After Ashbourne we passed through Uttoxeter, home of the JCB digging machine, Stafford, Newport, Shropshire and some fairly humdrum landscape.
In that sense, things became more interesting after we traversed the Ironbridge gorge. Ironbridge, named for the world’s first such structure, and the neighbouring few miles of steep-sided Severn valley is the so-called Cradle of the Industrial Revolution. Today, this area offers the visitor, the “heritage” experience of the Coalbrookdale Industrial Museum. Back then no-one knew of Industrial Heritage, some of us were still living it. The nearby Black-country overspill town of Telford was yet to be built. Dennis and I crossed the Severn by means of the eponymous 18th century bridge, which at that time was still open for light road traffic. By means of back roads, we arrived at the notable village of Much Wenlock, it lays claim to the first modern Olympics. If Ironbridge was the bustling heart of late 18th century mercantilism, then Much Wenlock appeared to pre-date it by about 400 years. Half- timbered buildings abounded the main street, their cantilevered upper floors tottering over the tarmac. It was getting late and still, between us and our dinner and dormitory bunk-beds was Wenlock Edge.
Shropshire remains one of my favourite English counties. The South-western part appears to belong in Wales. The Mercian ruler Offa built his defensive dyke to that effect. In addition there are, what seem to me, incongruous, hilly outcrops, in an otherwise verdant backdrop:, The Wrekin, The Long Mynd, Wenlock Edge and [in bad weather] the scary Clee Hill. Welsh king Caradoc [Caractacus] thumbed his nose at the might of Rome on Caer Caradoc. {The Hill of Caractacus]

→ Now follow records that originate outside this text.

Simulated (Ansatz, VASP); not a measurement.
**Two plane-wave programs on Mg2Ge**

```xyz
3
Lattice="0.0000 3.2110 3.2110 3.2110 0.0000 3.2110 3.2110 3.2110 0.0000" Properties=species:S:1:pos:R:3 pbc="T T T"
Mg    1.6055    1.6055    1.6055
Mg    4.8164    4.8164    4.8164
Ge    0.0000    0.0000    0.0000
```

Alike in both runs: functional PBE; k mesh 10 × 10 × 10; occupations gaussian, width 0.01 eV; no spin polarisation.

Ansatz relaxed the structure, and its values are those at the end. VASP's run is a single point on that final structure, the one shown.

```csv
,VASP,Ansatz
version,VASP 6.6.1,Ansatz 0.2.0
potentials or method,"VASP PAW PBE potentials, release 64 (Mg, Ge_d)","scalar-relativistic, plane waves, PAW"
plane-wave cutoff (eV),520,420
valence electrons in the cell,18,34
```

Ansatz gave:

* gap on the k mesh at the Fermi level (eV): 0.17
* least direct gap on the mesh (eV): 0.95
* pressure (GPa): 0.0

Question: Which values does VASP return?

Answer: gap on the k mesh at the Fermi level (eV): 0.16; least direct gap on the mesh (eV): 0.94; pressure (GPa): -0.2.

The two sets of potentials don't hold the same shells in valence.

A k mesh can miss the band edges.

This incomplete consideration of the history of the Welsh Marches does little to help Dennis and me up and over Wenlock Edge. I have no recollection of the climb, but there is a trill of exhilaration left in the memory of the descent. Nevertheless, we missed dinner. By the river in Ludlow, a German hitch-hiker directed us to the Youth Hostel, where they, begrudgingly, served us cold mashed potatoes and Spam. These days the town of Ludlow, still quaintly half-timbered, is a shrine to Spam-free Modern British cuisine.